Welp, it's New Year's.
Goodbye, 2010, and hello 2011... albeit a few days late.
This past year was amazing, a year of learning new things and saying goodbye to old ones. I graduated high school and started University, started a new job and went to my first convention; hell, made my first Livejournal post! It seems like 2010 blew by way too quickly; something glimpsed out the car window as you zoom by rather than something immediate. I feel like I've learned more about myself this year than maybe any other year that I can remember, which is amazing. I feel more confident, more outgoing. Of course, I still have no idea who exactly I am, but that's the point of entering the "adult world, isn't it? Starting to figure out who you are and what you want to do with your life.
Of course, 2010 wasn't all sunshine and unicorns; there were definitely hard bits. I've had to say goodbye to friends who've gone away for university, drifted out of contact with others who I just don't see as often, and lost myself in work. I've encountered several personal issues that I've had to work through, and being the kind of person I am (very internal, very much someone who will stew over something that's bugging me for weeks without saying a word), it's been overwhelming sometimes. Still, I have a great network of friends and family who've been incredibly supportive thus far, and even though you might not realize it, Livejournal, you've helped too.

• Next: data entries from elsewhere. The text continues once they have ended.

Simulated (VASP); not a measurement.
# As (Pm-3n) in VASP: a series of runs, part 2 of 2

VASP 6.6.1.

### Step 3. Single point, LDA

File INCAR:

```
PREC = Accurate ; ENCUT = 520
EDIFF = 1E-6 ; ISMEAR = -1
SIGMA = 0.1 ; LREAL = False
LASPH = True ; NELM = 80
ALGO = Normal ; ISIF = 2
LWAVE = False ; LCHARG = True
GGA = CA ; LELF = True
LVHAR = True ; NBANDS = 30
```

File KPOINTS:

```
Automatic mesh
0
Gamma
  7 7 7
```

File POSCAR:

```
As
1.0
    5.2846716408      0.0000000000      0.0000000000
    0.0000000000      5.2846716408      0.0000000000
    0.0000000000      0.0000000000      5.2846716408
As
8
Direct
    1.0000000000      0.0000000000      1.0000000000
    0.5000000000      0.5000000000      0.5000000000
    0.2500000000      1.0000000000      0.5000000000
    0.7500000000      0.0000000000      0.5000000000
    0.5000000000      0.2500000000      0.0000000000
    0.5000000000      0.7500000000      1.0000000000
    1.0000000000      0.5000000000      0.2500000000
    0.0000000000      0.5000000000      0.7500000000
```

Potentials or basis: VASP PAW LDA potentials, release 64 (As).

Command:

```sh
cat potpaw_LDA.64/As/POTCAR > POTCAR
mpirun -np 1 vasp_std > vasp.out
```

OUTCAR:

My hopes for 2011? Lots of them, some too personal to post here. But I really want to try and finish Untitled (hah. hah.) and post some more fic - maybe even finish something, LE GASP - and try to be more active in the comms I currently lurk in. I want to be as outgoing as I feel sometimes, both on the interwebz and in real life, so I'm going to try and find opportunities to do so, be they joining more LJ comms, or finding a creative writing group in the city, or joining Winnipeg Parkour (once I've actually gotten fit enough to keep up, haha). I've also got the clichéd resolution to exercise more/eat better in order to lose a bit of weight, but I actually intend to keep it (having parents who are health professionals and one who's a running junkie will help with that) - and although I tell myself it's for my health, there is a tiny part of me that admits it's to help me feel better about myself, too.
So, here's to a new year! Looking ahead, it seems like anything is possible - I look forward to SHENANIGANS with choir and my new band(!), potentially becoming a minor internet celebrity (if I ever actually get around to buying that video camera), and finding more opportunities to find exactly who I am and to be that person.